Thank you, Detective Pikachu, for being a videogame movie that doesn’t suck
A young man teams up with Detective Pikachu (voiced by Ryan Reynolds) to find his missing father in this live-action family adventure co-written and directed by Rob Letterman (Goosebumps).
Those hoping for the very first great videogame movie are going to have to wait a bit longer. However, as Liam Maguren writes, it deserves kudos for being a videogame movie that doesn’t suck.
From the Game Boy RPGs and the viciously popular ’90s cartoon to the Pokémon GO app that made zombies of us all, Pokémon has never stopped being relevant. It’s surprising that a live-action movie has taken this long to arrive. It’s even more surprising they adapted an obscure 3DS spinoff title rather than one from the core adventure series. The most surprising thing, though? Detective Pikachu is a videogame movie that doesn’t suck.
As with 2015’s Goosebumps, director Rob Letterman goes off the beaten path with the Pokémon property by doubling down on the crime mystery feel with superb neon-noir lighting and a moody synth score. The gorgeously rendered Pokémon sport ultra-fine details that never detract from their original designs (take note Sonic, you unholy freak of nature) and while there are HEAPS in this film, Letterman highlights key characters instead of fan favourites. The rest fill in the environment rather than take it over, reflecting the film’s wise goal of favouring genre over nostalgia.
Unfortunately, Detective Pikachu favours its world over its story too. Whether it’s due to sloppy writing or staying too faithful to the 3DS game, the script gives no opportunity for the audience to solve the case since the climax introduces an out-of-nowhere element that renders any previous guesswork pointless.
At least Ryan Reynolds scores a solid hit-miss joke ratio of about 4:1 as the voice of Detective Pikachu. He’s given so many one-liners, in fact, that there’s not much more to the character than ‘cute’, ‘funny’ and ‘I’ve got amnesia’. When the film tries to get emotional and serious, it doesn’t give the audience much to work with.
Justice Smith doesn’t get much to work with either as reluctant partner Tim, but he tries his hardest. While he sells the physical interplay between himself and the CGI rodent, his character’s such a wet blanket that you never fully buy him and Pikachu as buddies. That’s a big short-coming for a buddy-cop film.
Is it harsh to mark down a children’s crime film for not nailing its narrative? When films like Zootopia exist, I think not.

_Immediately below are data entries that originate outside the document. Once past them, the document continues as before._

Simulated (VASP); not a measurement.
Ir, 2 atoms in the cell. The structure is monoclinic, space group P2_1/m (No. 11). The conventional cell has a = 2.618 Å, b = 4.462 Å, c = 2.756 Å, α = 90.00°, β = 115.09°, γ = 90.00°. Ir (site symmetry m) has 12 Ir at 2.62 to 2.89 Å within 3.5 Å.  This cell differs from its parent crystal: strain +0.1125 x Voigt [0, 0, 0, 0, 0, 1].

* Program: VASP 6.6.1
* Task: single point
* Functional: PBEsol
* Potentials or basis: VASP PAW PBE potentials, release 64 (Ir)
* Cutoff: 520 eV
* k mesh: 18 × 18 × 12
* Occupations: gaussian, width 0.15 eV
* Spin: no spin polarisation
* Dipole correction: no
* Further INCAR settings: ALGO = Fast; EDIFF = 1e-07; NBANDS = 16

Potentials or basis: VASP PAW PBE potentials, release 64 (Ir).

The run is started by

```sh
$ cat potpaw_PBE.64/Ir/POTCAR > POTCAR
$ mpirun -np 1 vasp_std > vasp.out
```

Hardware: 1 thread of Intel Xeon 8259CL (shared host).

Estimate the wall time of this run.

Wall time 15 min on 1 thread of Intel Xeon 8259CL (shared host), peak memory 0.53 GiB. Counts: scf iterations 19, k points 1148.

Fortunately, the concept fires on enough cylinders to prevent the story from being a write-off. Big Little Lies star Kathryn Newton delivers an on-point performance as an unpaid intern trying a little too hard to be a hard-edge journo and one ingenious twist manages to be both hilariously absurd and perfectly foreshadowed. It’s also admirable to see a takehome message for a blockbuster family film that favours a trust in nature over human dominance. With climate change closing in on us, it just feels like the responsible thing to do.